A close friend and loyal reader of this blog has asked me a question enough times that I thought I’d share it and take a stab at an answer:

“A number of your posts have questions without any answers, and you sometimes pose these to your readers as if THEY should have the answers.”

Implicit in the (paraphrased) question:

  1. Your job, Sasha, is to give or find answers for your readers
  2. If you don’t know the answers, how do you expect that your readers will?

Fair enough.

So here’s how I think about it.  When I started blogging a year and a half ago, I had no idea what I was getting in to or how big a step I was taking.   What does it take consistently to develop observations/thoughts/insights/questions and making them sharp enough that they’re worth sharing? This is the gift from readers to the blogs they follow, because without readers what you’d have is a journal (something I’m sure I would have abandoned long ago).   Without the audience, the thoughts won’t get completed; the ideas would lie there, undeveloped and fallow.  This is one of the many reasons I’m thankful to all of you for reading and for spreading the word.

Thank you.

The big unanswered question before you start blogging is: what’s “good enough” for a blog post?  At the outset, you can share all the totally-unique-this-one’s-really-important thoughts you’ve been storing up for a while.  But then you run out of those.  And, for me and for this blog (which isn’t a “I read this blog/article, and here’s my take on it” kind of blog) I know that if I thought each post had to contain a world-changing insight, I’d never post anything.

For me, blogging is the discipline of continuing the conversation I’ve begun with my readers and fellow bloggers, constrained by the time I’ve allotted to blogging given my already too-full plate. So when it’s time to post I am where I am: sometimes I have an insight, sometimes I have an observation, sometimes I have a reaction, and sometimes what I have is a question I think is worth asking.

And here’s the secret: when I ask the question and I don’t share the answer, it’s because I don’t KNOW the answer.  But forming the question and honing it into something worth posting requires refinement, it requires getting to the heart of something that’s I think is worth exploring.
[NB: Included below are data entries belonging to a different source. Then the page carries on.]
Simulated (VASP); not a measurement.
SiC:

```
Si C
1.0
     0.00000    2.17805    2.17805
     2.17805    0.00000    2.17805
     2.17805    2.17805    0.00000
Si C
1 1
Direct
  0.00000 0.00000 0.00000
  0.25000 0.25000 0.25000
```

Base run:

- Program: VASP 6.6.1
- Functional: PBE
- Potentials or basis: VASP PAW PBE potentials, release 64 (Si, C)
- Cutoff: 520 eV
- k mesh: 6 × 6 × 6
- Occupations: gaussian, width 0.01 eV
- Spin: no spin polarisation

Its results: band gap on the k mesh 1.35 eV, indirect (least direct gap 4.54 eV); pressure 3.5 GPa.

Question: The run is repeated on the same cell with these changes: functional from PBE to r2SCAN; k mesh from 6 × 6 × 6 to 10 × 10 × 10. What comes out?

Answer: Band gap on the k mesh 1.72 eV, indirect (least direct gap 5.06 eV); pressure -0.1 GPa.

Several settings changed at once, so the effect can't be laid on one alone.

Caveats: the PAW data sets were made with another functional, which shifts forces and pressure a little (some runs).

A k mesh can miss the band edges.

And my hope is that you agree that figuring out which questions are worth asking is as important – maybe more important – as my take on answers.  If I can help you discover a question worth asking, you’re confronted (and I’m confronted) with thorny issues you (and I) would rather run away from.  By sifting through and distilling a good question, I hope to offer up something worth answering, a direction for focusing your (and my) energies.

So on the days I don’t have answers, success is a tough question that readers decide is worth sitting with, worth grappling with, worth sharing with a friend, and worth resolving.

(And when you come up with a great answer, by all means, let us know.)